It's the first day of fourth grade at my daughter’s new school. Cherub children shuffle beside tall, fit, and good-looking parents in Patagonia and Title Nine outdoor gear.
Even though this was the “crown jewel” of all elementary schools, I’d dragged my feet on enrolling my kids here. It took me seven years to come around to it. Why did I spend 7 years driving my kids an hour through snow storms so my kids could attend a charter school across town? This school was close to my house! The teachers were excellent! It gets so much light!

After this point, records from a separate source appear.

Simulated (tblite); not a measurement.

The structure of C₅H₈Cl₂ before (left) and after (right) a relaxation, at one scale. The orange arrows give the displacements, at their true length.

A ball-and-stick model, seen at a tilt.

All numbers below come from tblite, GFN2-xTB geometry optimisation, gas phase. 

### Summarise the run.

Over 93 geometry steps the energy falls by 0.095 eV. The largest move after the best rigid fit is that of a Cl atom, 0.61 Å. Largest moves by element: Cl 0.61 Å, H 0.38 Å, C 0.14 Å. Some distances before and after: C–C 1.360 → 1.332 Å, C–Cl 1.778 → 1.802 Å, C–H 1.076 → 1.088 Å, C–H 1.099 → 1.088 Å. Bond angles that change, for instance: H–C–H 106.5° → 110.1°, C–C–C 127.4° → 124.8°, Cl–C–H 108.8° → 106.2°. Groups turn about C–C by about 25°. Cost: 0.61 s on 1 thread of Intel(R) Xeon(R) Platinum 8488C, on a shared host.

Upon entering the class of thirty-three fourth-graders (!!!), I can hear a pin drop. Every student is at their desk, not reading to each other on bean bags like at the old school.
“Where do I put these?” I hold out two bags of school supplies.
“In her desk,” the teacher replies.
At the old school, all school supplies were shared. In Tlingit culture, possessions are not owned but “borrowed” until the person passes, when they are returned to the clan. Land is also not owned by individuals but by the clan as a collective.
Here in Mainstream American School, each kid has their own desk with their own materials. Flags in the ground. Mine. Yours. His. Hers.
I look at the whiteboard, and my head spins: fourteen transitions in the daily schedule. At her old school, instruction was project-based.
My autistic daughter especially struggles with transitions. When she finds something she likes, she can dig in for hours. But how when she has to switch gears every 30 minutes? “There’s just not enough time,” the teachers will say.
This time of the year, we go into the woods to harvest Chanterelles. I show my daughter how to distinguish them from the poisonous Jack-O’-Lanterns. They are more yellow and their ridges more robust.
I tell her about the vast networks of underground mycelium that connect all living things. How the mushroom is the fruiting body of that interconnectedness. The mycelium feed the mushrooms we eat and the trees that house and heat our home. Everything is connected.
I think about the moms who messaged me after my last few newsletters, how exhausted they are trying to Do It All ™ on their own. They struggle because we are doing individually what we should be doing collectively.
“When humans lived in big, sprawling, multigenerational groups,”
writes, “we shared resources, food, childcare duties, tools, and shelter. But when everyone’s siloed off, a handful of people in their own private house, now suddenly everyone needs to buy their own car, and daycare tuition, and lawnmower, and dishwasher, and and and and and. This setup also ensures that the parents have no choice but to work, and work hard; if there were, say, four adults and thus four incomes coming into a family instead of just two, those four adults would each have the luxury of working far less.”🍄✨
A class of all 4th graders, separated by age, like with like. All subjects segregated like parts in an assembly line.
The healthiest forests are the most diverse. And yet our school and community “forests” have become homogenous, our trees too far apart.
A friend who is also a stressed-out, overworked mom recently posted this on Facebook:
“Today I kept calm when my kids freaked out,” she wrote alongside the post. “I’m trying to float.”
It made me sad for my friend but mostly frustrated. These “positive mindset” posts exemplify how our culture puts the onus on the individual. We can only do so much “floating” when we’re getting pulled under by forces beyond our control. Sometimes, we need life jackets.
Republicans believe we should pull ourselves up by our bootstraps. Yes, we need to take responsibility for our actions while acknowledging that we are part of systems that are often beyond our control.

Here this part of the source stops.